Broward County Pioneer Family Sells Davie Tract With Great-Grandson as Dealmaker
Bridge Development will build the Bridge Point 595 industrial complex on 34 acres amid a booming industrial market in South Florida.
July 23, 2019 at 12:25 PM
3 minute read
The Forman family, one of Broward County's pioneer families who ventured from dairy farming to real estate, politics and education, is once again directing the future course of a prime piece of land.
The Formans sold 34 acres in Davie for a major new industrial complex, and family member John Forman worked as a dealmaker on the transaction.
Forman Industrial Land LLC, one of the family holdings, sold the land southwest of Interstate 595 and Florida's Turnpike to Bridge Development Partners LLC for $36.9 million, or just over $1 million per acre. The deal closed July 10.
Berger Commercial Realty Corp. senior vice president Joseph Byrnes and Forman, a sales associate, closed the deal for the family.
Berger Commercial is a Fort Lauderdale-based brokerage, part of the CORFAC International network of independent commercial real estate brokerages.
Chicago-based Bridge Development is a prolific industrial developer betting big on the strength of South Florida with the construction of several complexes in Miami-Dade and Broward counties. Its three-building, 677,314-square-foot Bridge Point 595 will rise on the Formans' acreage at 5600 Reese Road. The two-building complex, totaling 387,000 square feet, is set to open in the third quarter of 2020.
John Forman's great-grandparents ran the Bridge Point 595 site as a dairy farm shortly after buying it in the 1900s.

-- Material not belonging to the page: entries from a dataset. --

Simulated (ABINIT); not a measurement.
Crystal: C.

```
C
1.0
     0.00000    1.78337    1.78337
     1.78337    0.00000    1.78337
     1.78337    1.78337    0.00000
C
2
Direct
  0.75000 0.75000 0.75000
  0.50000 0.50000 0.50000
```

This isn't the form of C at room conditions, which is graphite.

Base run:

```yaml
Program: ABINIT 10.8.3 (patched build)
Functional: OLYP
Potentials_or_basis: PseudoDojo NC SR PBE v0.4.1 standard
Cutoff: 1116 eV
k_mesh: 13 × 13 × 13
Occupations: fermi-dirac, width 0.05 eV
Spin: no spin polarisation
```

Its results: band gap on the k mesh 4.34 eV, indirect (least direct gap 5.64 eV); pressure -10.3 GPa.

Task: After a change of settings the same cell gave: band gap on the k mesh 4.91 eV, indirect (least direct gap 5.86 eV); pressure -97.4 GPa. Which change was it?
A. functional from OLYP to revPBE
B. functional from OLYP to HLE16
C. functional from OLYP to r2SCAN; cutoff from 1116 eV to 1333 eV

The self-made family patriarch, the late Hamilton Forman, was born on the family's dairy in 1919 and went on to venture into real estate and become an influential figure in politics whose support and financial backing was coveted by candidates.
The Formans in the 1950s sold the 34-acre tract to a road builder who dug rock pits, John Forman said.
“In the mid-1980s, my uncle, Austin Forman, had the idea for our family to buy back the pits from the road builder, who had become a close family friend, and conceived a plan to fill them for development,” Forman said. “I recall taking boat rides on the pit and looking for alligators long before the property was filled.”
The family filled over 150 acres of its land, and this is the latest site to sell.
“You might say,” Forman said, “that this has been a long time in coming.”
Forman, along with Berger Commercial's Byrnes and Keith Graves, both senior vice presidents, will lease Bridge Point 595 to tenants.